Five Bars in Rome That Made Me Feel Like A Local

This is where Rome unwinds

By Abhya Adlakha | LAST UPDATED: MAR 26, 2026

Rome will humble you fast. Not with its monuments; those you can still prep for.

What gets you is the drinking culture: its 4pm and the locals are already on their first Campari. You are already late.

Here's what took me an embarrassingly long time to understand: Rome has an almost absurd density of bars. Not clubs, not cocktail loungesbars, in the Italian sense, which means the same place serves espresso at 7am, a cornetto at 8, a quick lunch-hour wine at 1pm, and then flips into aperitivo mode around 6 and doesn't really stop until midnight.

Romans treat their local bar the way people in other cities treat their living room. There's a possessiveness to it that's entirely unsentimental. The bartender knows what you're having. The table outside is implicitly yours if you got there first. Nobody is dressed up. Nobody is particularly trying. The spritz costs €3.50. And that’s just how the Romans do it.

Bars in Rome

These are the five places that actually taught me how Rome drinks. Also, when in doubt, head to Trastevere.

Freni e Frizoni — Trastevere

The name means "brakes and clutches." The building used to be a mechanic's workshop. Tucked off in Piazza Trilussa, the bar is completely utilitarian and unpolished.  It appears on the World's 50 Best Bars list, and yet when you walk in, it truly doesn’t seem like it at first. The taps run spritz and craft beer, but the cocktail list — which rotates every few months — is where the bartenders are clearly having fun. The Ppap is a Daiquiri riff with pineapple, apple, and warming spices. For an extra €3, you eat from the aperitivo buffet: bruschetta, salads, pasta. Go there, and let the mixologist recommend you one of their crazy cocktails depends on what your taste profile is, and you won’t regret it.

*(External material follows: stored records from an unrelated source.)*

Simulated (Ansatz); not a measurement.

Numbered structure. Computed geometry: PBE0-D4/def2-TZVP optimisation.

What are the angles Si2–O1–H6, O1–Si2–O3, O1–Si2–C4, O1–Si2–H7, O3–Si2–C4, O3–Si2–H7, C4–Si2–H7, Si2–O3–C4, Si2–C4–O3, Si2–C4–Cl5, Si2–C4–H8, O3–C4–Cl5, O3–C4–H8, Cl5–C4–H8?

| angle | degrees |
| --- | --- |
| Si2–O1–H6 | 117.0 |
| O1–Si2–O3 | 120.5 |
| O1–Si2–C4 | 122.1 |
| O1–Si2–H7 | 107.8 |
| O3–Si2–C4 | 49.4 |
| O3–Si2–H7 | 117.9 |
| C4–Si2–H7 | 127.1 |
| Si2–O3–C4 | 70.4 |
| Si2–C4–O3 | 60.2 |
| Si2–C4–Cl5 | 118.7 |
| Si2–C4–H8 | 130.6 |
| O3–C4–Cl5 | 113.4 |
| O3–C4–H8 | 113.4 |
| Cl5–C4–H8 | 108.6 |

Jerry Thomas Speakeasy — Centro Storico

You get the password off their website, but it changes quite often. The unmarked bar sits in an unremarkable side street. You buzz the door, say the word, and enter a room done up in full 1920s Prohibition theatre: there’s floral wallpaper, tasseled lamps, velvet couches.

The Blue Blazer is excellent. If you've skipped dessert, get the Gingerbread — bourbon, biscuit liquor, ginger syrup, chocolate, and a sweet marsala foam. But the one to order is The Grinch: tequila, lime, pepper bitters, vanilla foam, and a candy cane for garnish.


The room is small and fills up fast. Go early or accept that you're waiting outside on a side street!

Enoteca il Goccetto — Campo de' Fiori

More than 850 wines live in this room, floor to ceiling, in a space that has apparently decided to exist outside of time. There are 17th-century panels in the ceiling, modern art on the walls.

The by-the-glass selection changes daily and lives on a chalkboard: around 24 reds and whites, Prosecco, spirits. Natural labels from Italy and France feature prominently. In winter, the place feels like shelter. In summer, it overflows onto the sidewalk, drinks balanced on Vespas and car hoods.

L'Oratorio Trastevere — Trastevere

A tiny square, a few wobbly tables, Aperol Spritzes that keep coming, fairy lights as the sun goes down. L'Oratorio operates within the courtyard of the Church of Santa Maria in Cappella — a Romanesque structure from 1090, during the pontificate of Urban II. The bar is tucked between Piazza dei Mercanti and Via Augusto Jandolo, a few minutes from Tiber Island.

There’s literally no pretense here. Just a few tables under the fairy lights, inside a courtyard, and the Romans doing what Romans do best: having a good f**king time.

Bar San Calisto — Trastevere

Romans will tell you Bar San Calisto is as iconic as the Colosseum.  The house red comes in a carafe and costs about €3. It's poured into tiny tumblers. The Campari spritz is cold and correct. The Peroni arrives in big, ice-cold jugs. Bar snacks are chips and salted peanuts, maybe a maritozzo or a tramezzino if you get there early enough to catch the morning leftovers.

At any given hour, Bar San Calisto holds a cross-section of the neighborhood that no amount of deliberate "authentic" bar design could manufacture: gray-haired men playing cards next to university students next to someone on what is clearly a first date.  Sit outside. Watch the piazza. Drink your €3 wine. There’s no other experience that’ll make you feel like a “true local”.